When you make the decision to lose weight, improve your fitness and ultimately your health, How do you enjoy your fitness journey? It's important to enjoy the journey and not just the destination. If you love the process of changing your health you are much more likely to reach your goal and continue beyond it.
I remember a conversation I had with a lady who came to me looking to improve her health. She was in her fifties when she first started working with me. Her husband had already been training with me for about a year. He was loving both the training and the results he was getting. So naturally he wanted his wife to be involved as well. When I met with her, this is what she said to me:
‘I’m not a gym person, I don’t enjoy training, I’d much rather be outside BUT I’ll do it because I know it’s good for me BUT I tell you now, I’m not going to like it!’
You can see why it stuck with me.
Forget the pay cheque.
It’s a strong belief of mine that unless you enjoy the process you won't stick at anything for long. The vision of the end result might spark you into action but its all the work you will need do to get there that will actually provide the result.

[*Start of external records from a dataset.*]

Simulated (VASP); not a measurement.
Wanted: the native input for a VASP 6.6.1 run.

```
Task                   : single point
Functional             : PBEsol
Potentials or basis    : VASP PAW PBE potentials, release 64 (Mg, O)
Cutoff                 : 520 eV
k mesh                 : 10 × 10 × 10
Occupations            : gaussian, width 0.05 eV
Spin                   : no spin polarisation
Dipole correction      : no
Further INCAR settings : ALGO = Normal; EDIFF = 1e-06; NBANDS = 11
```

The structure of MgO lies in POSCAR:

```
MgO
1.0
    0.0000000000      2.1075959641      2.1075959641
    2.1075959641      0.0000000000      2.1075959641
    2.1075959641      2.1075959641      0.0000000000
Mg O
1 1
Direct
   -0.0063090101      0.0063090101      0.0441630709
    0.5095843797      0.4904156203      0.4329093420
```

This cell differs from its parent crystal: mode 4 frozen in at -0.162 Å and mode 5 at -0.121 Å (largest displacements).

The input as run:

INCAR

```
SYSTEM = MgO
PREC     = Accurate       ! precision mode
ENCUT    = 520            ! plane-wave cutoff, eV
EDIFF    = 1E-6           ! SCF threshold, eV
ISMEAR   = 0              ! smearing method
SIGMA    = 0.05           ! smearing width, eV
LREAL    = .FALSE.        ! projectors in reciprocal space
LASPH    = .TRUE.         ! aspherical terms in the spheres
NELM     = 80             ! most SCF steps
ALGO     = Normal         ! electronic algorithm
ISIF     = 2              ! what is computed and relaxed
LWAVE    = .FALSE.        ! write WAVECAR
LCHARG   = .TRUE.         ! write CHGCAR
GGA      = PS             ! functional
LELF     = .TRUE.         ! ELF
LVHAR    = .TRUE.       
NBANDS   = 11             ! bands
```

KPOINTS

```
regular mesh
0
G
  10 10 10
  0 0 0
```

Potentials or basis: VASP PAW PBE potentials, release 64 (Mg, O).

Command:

Do you know someone who does a job purely for the pay cheque they receive at the end of the month? Every time you see them they do nothing but moan about their job. They hate the process (the work) but love the result (the money). That’s not a good way to spend your very limited time on this planet. It's certainly not the way I choose to live.
I’m also a realist and understand that sometimes the result is so compelling, necessary and even required for survival. So you have to undertake a task, job or process that on the surface you don’t think you will (or could) enjoy. This opens up the real purpose of this article. How can you make training (or anything) more interesting so you enjoy the journey and not just the destination?
The challenge of imagination.
One of my favourite movies is called ‘Life is Beautiful’ made in 1997 by Roberto Benigni. In the story a Jewish-Italian waiter and his son are imprisoned together in a concentration camp. He tries to shield his young son from the horrors around them by pretending that everything going on is part of a big game. It’s powerful and emotional stuff but touchingly funny and uplifting at the same time. Imagination is one of the most powerful gifts and abilities that we possess.
This is a very dramatic example but you have to play games in your own mind. Turning up at the gym or studio 2, 3, 4, 5 or even 6 days a week and simply going through the motions will get stale very fast. You need to set yourself small challenges, targets and goals while training. I’m yet to meet someone who won’t raise their game a few notches when a suitable and timely challenge is introduced. It might be to run a little faster, a little further, lift a little more, complete a few more reps or any combination of the above.
Keep a record.
Another tip for enjoying the journey and becoming more motivated with the process is to log all of your training. Keep records of what you're doing within your workouts, the exercises you do, the number of reps and sets you complete. This is another way to assess your improvements and to help keep you on track. If you can see progress being made it can actually become addictive and spur you on further.
A little help from your friends.
The final method I want to talk about is to exercise with other people. Train with friends, train in a group, find a community with like minded people. If you make the process of training social you get many more benefits than just training alone. Even if you're at home you can be a part of a group on line which will help you to establish common goals. You then become accountable to those around you. It's easier to raise your game slightly when some friendly encouragement and competition is introduced. Also you will make friends which is great for our mental health and overall feelings of wellness and connection. You will also get the opportunity to help and inspire others within the group to rise up and reach their goals.
The results of consistent, purposeful training and healthy eating are undeniable and well documented. I know, from working with many people over the last 18 years that hard work and dedication pays off and makes lives better.
The challenge is sticking with your healthy lifestyle for the rest of your life. Not just letting it be a flash in the pan. Learning to enjoy the journey is vital to rising to that challenge.
Learn to love the journey and the results will come.